Strikes involving more than 150 housing maintenance workers from Greenwich Council have been "paused" to allow the council more time to resolve the pay dispute.

The strike action, initially planned for today and tomorrow (July 1 and 2) is in response to the council's plans to cut wages by up to 30 per cent over four years, following a highly contentious "benchmarking exercise".

Greenwich Council had also indicated it was considering the controversial "fire and rehire" practice - according to Unite - to dismiss the workers and then lower their pay.

This dispute resulted in strike action in both May and June, with the council having to run a reduced housing repairs service on June 12 due to the walk out.

However, since then the council has not continued its attempts to cut pay or made any action to "fire and rehire" the workforce, prompting the workers to pause their industrial action.

An opportunity towards negotiation to end the dispute is now possible.

READ MORE: Greenwich Council housing workers to strike again over pay

Unite regional officer Mary Summers said that the strikes had been "paused to allow Greenwich council the opportunity to confirm that it will not use the disgraceful practice of fire and rehire on its own workers".

Ms Summers added: "If Greenwich fails to confirm it supports Labour’s manifesto commitment to ban fire and rehire and continues with plans to cut workers' pay, then the strikes scheduled for later in July will go ahead as planned."

A second set of strikes planned for July 15 and 16 will still take place if the demands are not met.

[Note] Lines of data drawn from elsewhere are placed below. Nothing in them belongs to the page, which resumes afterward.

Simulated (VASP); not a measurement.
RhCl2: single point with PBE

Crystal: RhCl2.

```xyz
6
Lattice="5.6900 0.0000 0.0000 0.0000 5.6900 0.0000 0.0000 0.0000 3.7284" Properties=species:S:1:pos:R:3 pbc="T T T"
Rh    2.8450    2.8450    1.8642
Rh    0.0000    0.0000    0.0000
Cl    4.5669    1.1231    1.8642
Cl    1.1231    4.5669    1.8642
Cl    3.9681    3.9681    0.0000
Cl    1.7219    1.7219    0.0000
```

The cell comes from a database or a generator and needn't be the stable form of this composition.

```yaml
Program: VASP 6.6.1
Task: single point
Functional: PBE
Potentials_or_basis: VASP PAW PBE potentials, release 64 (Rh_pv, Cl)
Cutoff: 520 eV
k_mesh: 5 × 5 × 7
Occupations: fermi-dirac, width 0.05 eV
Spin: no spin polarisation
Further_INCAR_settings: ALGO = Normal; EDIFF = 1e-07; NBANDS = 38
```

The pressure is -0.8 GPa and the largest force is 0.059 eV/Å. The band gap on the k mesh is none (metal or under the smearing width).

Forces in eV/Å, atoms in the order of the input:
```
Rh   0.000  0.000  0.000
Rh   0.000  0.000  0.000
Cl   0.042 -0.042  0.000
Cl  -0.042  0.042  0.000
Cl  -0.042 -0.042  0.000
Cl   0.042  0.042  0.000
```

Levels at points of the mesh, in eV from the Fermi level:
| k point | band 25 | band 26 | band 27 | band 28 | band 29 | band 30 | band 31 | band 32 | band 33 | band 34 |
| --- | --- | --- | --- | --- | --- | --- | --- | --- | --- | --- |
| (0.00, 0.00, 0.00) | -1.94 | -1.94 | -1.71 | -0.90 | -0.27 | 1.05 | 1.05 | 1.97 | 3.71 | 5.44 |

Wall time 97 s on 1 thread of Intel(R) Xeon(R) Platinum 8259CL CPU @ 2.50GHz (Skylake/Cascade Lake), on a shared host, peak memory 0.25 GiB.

Following the pause in strike action, a council spokesperson said: "We welcomed the suspension of strike action as no-one was benefitting from these strikes and staff were losing money.

"Having already increased our offer on several occasions - including a commitment to a phased approach - we would welcome a return to reasonable discussions as we cannot continue the current position where we are paying far and above industry average, in some cases upwards of £100,000."